First published on 13 June 2018
Galerie nächst St. Stephan | Alice Attie about her work
ALICE ATTIE KARIN SANDER JONGSUK YOON
12 January–3 March 2018
The ink drawings by ALICE ATTIE involve the minuscule. They often explore the territory between writing and drawing, where the two overlap. Her drawings are meditations in ink that allow tiny marks to accumulate over long sustained periods of time. Engaging repetition, rhythm and gradual change, she allows these minuscule words, figures, numbers and marks to accrue and grow on the paper. When presenting a landscape of numbers or letters or of a language that is not real, she is inspired to push and suspend meaning, allowing it to slip into visual abstraction. In the series entitled Class Notes, Attie takes notes while attending philosophy and physics lectures at Columbia University. She re-inscribes and re-imagines the lectures in the form of drawings. These too are visual analogues to the intellectual adventures that Attie finds herself drawn to.
Her most recent series of works 'Take Care of Yourself' is based on Michel Foucault's last lectures at the Collège de France in Paris from 1982 to 1984, shortly before his death. These lectures focused on the idea of the 'The Care of the Self,' also the title of his book (Le souci de soi). This idea, which can be traced back to Socrates, consists of caring for one's body and mind, caring for others, and caring for personal freedom and freedom of speech. Attie's drawings, which continually repeat the sentence 'take care of yourself,' are contemplative sites of linguistic ambiguity and transgression. Attie's series 'Wandering: Drawings and Collages' continues her 'Requiem' series, part of which was acquired by The Museum of Modern Art, New York. For this series, Attie works on unused pages from her father's 1930-40's notebooks, which she has filled with repetitive sentences or fictitious letters. The images are culled from many places including newspaper images, her own photos, found vernacular photos from her collection (originating in flea-markets).
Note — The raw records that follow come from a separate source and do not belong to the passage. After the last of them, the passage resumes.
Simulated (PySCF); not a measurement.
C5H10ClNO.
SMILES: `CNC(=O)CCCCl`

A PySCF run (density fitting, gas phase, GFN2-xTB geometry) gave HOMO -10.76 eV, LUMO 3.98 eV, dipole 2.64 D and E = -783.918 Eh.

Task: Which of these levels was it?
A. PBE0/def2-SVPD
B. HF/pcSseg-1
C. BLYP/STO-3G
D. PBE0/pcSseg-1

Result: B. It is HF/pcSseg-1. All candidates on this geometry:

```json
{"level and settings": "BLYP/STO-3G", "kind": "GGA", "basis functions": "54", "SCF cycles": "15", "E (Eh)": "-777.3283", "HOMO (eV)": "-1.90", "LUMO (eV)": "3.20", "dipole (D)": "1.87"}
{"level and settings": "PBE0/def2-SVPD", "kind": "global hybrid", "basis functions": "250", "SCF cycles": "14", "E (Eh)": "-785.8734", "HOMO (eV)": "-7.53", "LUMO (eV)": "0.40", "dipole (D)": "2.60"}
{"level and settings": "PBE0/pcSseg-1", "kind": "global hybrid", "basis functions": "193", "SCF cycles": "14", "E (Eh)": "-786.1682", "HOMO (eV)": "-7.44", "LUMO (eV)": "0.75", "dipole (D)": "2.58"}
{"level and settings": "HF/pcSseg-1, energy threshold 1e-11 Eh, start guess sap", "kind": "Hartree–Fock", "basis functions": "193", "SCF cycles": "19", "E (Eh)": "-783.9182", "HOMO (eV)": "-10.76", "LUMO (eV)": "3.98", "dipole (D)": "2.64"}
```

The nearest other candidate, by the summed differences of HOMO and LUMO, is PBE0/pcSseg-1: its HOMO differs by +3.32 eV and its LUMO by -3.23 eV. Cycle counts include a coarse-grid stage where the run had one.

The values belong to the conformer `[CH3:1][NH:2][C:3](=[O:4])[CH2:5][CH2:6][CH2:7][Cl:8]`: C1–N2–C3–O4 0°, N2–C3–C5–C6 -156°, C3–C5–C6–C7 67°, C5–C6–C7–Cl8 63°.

ALICE ATTIE was born in 1950, in New York City, where she continues to live and work. She holds a PhD in Comparative Literature and an MFA in Poetry and has taught literature throughout the New York area before turning to photography and drawing.
Attie's first book of poems, These Figures Lining the Hills, was published in 2015 by Seagull Books/University of Chicago. A second book of poetry, entitled Under the Aleppo Sun, will appear in the spring of 2018, also published by Seagull Books/University of Chicago. Her book of photographs documenting the changing face of Harlem, Harlem on The Verge, was published in 2001 by Quantluck Lane/W.W.Norton Press.